Tuesday, August 14, 2018

Why I'm getting less political on the net

Reading through the Tao of Democracy by Tom Atlee in 2003, and struck by just the sheer shallowness of political engagement the net has brought about. (My own engagement included.)

Consuming content every waking hour has left us with no time to explore an issue, let alone think about it properly, and/or deliberate about it in order to come to an in-depth, considered decision. The whole political process has been industrialised into a series of clicks, and the metrics we store in social media databases, such as number of re-amplifications, has somehow turned into votes. We bypassed political thought in an age of symbols, just as action is most needed. Consider why Trump sticks to Twitter - it instantly allows for 'broadcast' publicity, with absolutely zero deeper engagement as a follow-on. It's nothing close to a conversation, even though, on the surface, he appears to be 'accessible' by gasp actually posting his own tweets.

Once you get your head round just how shallow politics is at the 'net' level (ie Internet-first politics), you want to scream first, and then just get out and not look back. It's a dead-end direction - so long as convenient symbols are allowed to dictate powers and influence, at a societal level, then richer conversation will always get pushed out. We're so used to it now - a rapid adaptation based on tech companies doing huge work to understand our addictions - that even small shifts back in the other direction feel momentous. Moving to Mastodon, for example, and escaping a restrictive character limit, is still just a sticking plaster on a intractable problem. Identity-led services that encourage rapid context-switching, a network-effect approach that capitalist tech thrives on, are fundamentally 'shallow'. Everything you do is temporary to the point of instant forgetfulness. That's not 'wisdom', that's just... instant disposability.

Every time someone sets up a new Facebook group to address some political aim, I scream a little bit more. I don't want too discuss things that I care about in a privately-owned forum designed to addict you to as much content as possible. On the flip side, I know I now have to make an effort to escape the new default model of engagement. Once you have a smartphone, or a social media account, that's it - you're locked into a way of participating with the world. The network effect makes not doing that so much harder. But we have to try.

On the plus side, it's useful to remember that power is not totally captured by the networked symbols paradigm. As David Boyle points out, the correlation between use of symbols and network technologies is a fairly liberal thing - the outcasts can employ symbols powerfully, but they are still only one side of a battle for power, and the system as a whole has plenty of oh her methods of wielding power. Cypherpunks write code. Activists get on with effecting change.

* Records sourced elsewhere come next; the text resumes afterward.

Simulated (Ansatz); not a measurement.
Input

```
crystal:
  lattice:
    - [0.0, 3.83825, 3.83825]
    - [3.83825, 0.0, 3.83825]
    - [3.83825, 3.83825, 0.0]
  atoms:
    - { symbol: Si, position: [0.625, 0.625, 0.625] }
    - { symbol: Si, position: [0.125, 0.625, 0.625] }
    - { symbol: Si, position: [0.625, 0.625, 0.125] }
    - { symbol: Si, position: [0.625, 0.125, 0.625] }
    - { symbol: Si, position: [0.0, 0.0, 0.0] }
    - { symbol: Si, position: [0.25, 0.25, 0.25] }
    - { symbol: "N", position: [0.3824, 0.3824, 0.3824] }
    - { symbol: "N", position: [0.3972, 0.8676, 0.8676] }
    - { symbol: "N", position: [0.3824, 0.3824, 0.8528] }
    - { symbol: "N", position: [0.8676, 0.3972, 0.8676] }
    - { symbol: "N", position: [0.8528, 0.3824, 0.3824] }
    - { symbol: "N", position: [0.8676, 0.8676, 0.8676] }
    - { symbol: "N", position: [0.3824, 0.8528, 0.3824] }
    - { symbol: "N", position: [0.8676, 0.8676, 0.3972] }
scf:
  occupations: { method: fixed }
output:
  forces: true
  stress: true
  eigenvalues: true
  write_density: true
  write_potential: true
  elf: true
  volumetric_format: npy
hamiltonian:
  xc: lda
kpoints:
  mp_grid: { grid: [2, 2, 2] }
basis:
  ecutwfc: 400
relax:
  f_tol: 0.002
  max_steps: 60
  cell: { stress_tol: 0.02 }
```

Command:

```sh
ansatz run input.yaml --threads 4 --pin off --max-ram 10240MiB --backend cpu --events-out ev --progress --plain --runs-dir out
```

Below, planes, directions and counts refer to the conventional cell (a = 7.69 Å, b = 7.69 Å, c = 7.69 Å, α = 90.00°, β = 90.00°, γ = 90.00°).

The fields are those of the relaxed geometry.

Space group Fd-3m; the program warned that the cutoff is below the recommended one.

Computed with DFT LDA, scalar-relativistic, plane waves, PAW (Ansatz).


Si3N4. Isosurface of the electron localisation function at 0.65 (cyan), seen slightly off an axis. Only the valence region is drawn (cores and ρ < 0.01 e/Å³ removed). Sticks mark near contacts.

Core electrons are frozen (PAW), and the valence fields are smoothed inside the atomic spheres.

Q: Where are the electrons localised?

So I'm tempted to ignore the political side of social media even more than I do. I use Twitter to ask questions and stay in touch with people. I read news to get a sense of events, not to form opinions. I try not to be swayed emotionally or politically by either, because it's too easy and too shallow.

This leaves me free to return to an alternative set of questions. What do I care about enough to engage with, what methods are effectively at doing so, and who else is working in the same overlaps of content and process?